We are at a structural inflection point. Winners in this transition will not be the players controlling generation assets, but those building the connectivity and orchestration layers, enabling large-scale flexibility deployment. Emerging crypto-native coordination models and token-based incentives could further accelerate this shift, enabling decentralized participation, transparent settlement, and global liquidity for flexibility services.

As this paper explores in depth, flexibility is no longer just a technical capability; it is becoming an emerging economic infrastructure—creating new value pools through revenue stacking across capacity markets, ancillary services, demand response, and local markets, reshaping how energy is traded, managed, and monetized.

Core Thesis

The electricity flexibility market is at a tipping point. Rising renewable penetration, growing data center demand, and regulatory pushes are creating a structural imbalance between supply and demand for flexibility services.

  • The demand for power to fuel AI and application development is rapidly outpacing grid supply capacity, driven by:
  • Global data center electricity consumption projected to double by 2030 to about 945 TWh, slightly above Japan’s current total electricity use. AI is the primary driver of this growth, alongside increasing demand for other digital services. Notably, lack of flexibility could become a bottleneck for AI expansion.

Power markets urgently need operational efficiency and flexibility to mitigate risks. Under infrastructure buildout delays, the demand and necessity for flexibility services are rising sharply.

  • Many regions’ grids are under immense stress: it’s estimated that unless capacity risks are addressed, about 20% of planned data center projects could face delays.
  • In the US, grid operator congestion issues mean roughly 10,300 projects are queued, with a total capacity of 2,300 GW—twice the current total installed generation capacity.

The middle layer of aggregation and connectivity infrastructure will be the biggest winner. It bridges the supply side (users with idle capacity) and the demand side (strained grid operators).

  • Software-centric platforms that aggregate and optimize DER will capture disproportionate value as the market expands from about $98.2 billion in 2025 to roughly $293.6 billion in 2034 (CAGR 12.94%).

2. Overview of Flexibility Markets

What is flexibility in energy markets?

In power systems, flexibility = the ability to rapidly adjust generation and/or demand in response to signals (electric prices, grid congestion, frequency, etc.) to maintain supply-demand balance and prevent outages.

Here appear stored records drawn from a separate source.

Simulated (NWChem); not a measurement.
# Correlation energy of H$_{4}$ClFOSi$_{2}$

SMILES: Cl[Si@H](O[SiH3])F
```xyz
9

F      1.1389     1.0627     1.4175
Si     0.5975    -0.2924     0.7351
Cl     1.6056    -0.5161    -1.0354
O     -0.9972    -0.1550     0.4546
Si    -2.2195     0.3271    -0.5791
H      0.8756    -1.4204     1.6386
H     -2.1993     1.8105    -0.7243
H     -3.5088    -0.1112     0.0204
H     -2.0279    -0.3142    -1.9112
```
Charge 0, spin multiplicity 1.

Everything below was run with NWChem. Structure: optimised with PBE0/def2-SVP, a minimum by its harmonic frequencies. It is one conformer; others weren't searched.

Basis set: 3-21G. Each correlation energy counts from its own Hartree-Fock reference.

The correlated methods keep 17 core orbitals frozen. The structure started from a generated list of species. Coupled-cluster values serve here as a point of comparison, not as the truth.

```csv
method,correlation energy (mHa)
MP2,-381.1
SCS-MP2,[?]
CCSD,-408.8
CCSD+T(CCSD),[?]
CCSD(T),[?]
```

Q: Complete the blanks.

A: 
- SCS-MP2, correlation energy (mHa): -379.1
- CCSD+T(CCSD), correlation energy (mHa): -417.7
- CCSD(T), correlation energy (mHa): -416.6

Historically, flexibility came almost entirely from flexible generators (gas peaking plants, hydro). As renewable energy and electrification scale up, system operators now also procure flexibility from:

  • Demand Response: load reduction or shifting
  • Storage: batteries, EVs, thermal storage
  • Distributed Generation: rooftop PV, small CHP

A “flexibility market” is a collection of markets and contracts where flexibility is bought and sold, including wholesale markets, balancing/ancillary services, capacity markets, and local distribution system platforms. Aggregators act as intermediaries, providing platforms that enable grid operators to procure flexibility from end-users, forming a critical infrastructure layer (see “Flexibility Trading and Pricing” chapter). Settlements are handled by transmission system operators (TSOs), who pay aggregators, who deduct commissions and pay customers.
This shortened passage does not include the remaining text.